In the second volume of his epic trilogy about the liberation of Europe in World War II, Pulitzer Prize winner Rick Atkinson tells the harrowing story of the campaigns in Sicily and Italy

In An Army at Dawn --winner of the Pulitzer Prize--Rick Atkinson provided a dramatic and authoritative history of the Allied triumph in North Africa. Now, in The Day of Battle , he follows the strengthening American and British armies as they invade Sicily in July 1943 and then, mile by bloody mile, fight their way north toward Rome.

The Italian campaign's outcome was never certain; in fact, Roosevelt, Churchill, and their military advisers engaged in heated debate about whether an invasion of the so-called soft underbelly of Europe was even a good idea. But once under way, the commitment to liberate Italy from the Nazis never wavered, despite the agonizingly high price. The battles at Salerno, Anzio, and Monte Cassino were particularly difficult and lethal, yet as the months passed, the Allied forces continued to drive the Germans up the Italian peninsula. Led by Lieutenant General Mark Clark, one of the war's most complex and controversial commanders, American officers and soldiers became increasingly determined and proficient. And with the liberation of Rome in June 1944, ultimate victory at last began to seem inevitable.

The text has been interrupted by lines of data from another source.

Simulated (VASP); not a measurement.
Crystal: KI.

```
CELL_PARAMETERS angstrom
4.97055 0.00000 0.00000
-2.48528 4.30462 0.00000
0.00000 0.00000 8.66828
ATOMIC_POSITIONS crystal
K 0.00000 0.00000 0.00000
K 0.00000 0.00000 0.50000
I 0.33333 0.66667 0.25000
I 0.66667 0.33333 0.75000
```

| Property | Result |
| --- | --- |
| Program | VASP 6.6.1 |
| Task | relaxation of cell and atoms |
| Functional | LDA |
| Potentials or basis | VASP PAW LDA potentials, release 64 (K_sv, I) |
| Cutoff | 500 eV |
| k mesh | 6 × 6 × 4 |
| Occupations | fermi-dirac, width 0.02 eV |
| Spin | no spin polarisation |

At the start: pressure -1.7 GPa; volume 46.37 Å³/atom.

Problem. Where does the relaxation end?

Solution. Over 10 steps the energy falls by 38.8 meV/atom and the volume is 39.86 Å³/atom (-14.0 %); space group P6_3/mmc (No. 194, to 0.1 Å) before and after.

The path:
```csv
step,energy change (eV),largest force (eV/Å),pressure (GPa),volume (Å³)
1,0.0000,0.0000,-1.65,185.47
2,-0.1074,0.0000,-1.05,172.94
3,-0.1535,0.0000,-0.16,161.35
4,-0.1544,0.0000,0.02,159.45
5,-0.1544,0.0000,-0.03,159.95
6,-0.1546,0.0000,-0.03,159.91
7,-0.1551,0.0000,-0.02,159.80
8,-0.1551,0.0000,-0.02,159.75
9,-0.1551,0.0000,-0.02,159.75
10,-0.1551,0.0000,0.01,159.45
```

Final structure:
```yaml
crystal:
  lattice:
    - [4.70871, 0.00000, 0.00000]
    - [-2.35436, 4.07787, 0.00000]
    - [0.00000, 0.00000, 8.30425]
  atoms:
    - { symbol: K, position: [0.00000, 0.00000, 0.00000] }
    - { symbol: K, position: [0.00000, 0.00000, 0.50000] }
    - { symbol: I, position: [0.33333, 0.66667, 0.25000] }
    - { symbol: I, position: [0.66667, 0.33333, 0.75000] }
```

Drawing on a wide array of primary source material, written with great drama and flair, this is narrative history of the first rank. With The Day of Battle , Atkinson has once again given us the definitive account of one of history's most compelling military campaigns.

Publisher: New York : H. Holt, 2007.
ISBN: 9780805062892
0805062890
Characteristics: xiii, 791 pages, [32] pages of plates :,illustrations, maps, ports ;,25 cm.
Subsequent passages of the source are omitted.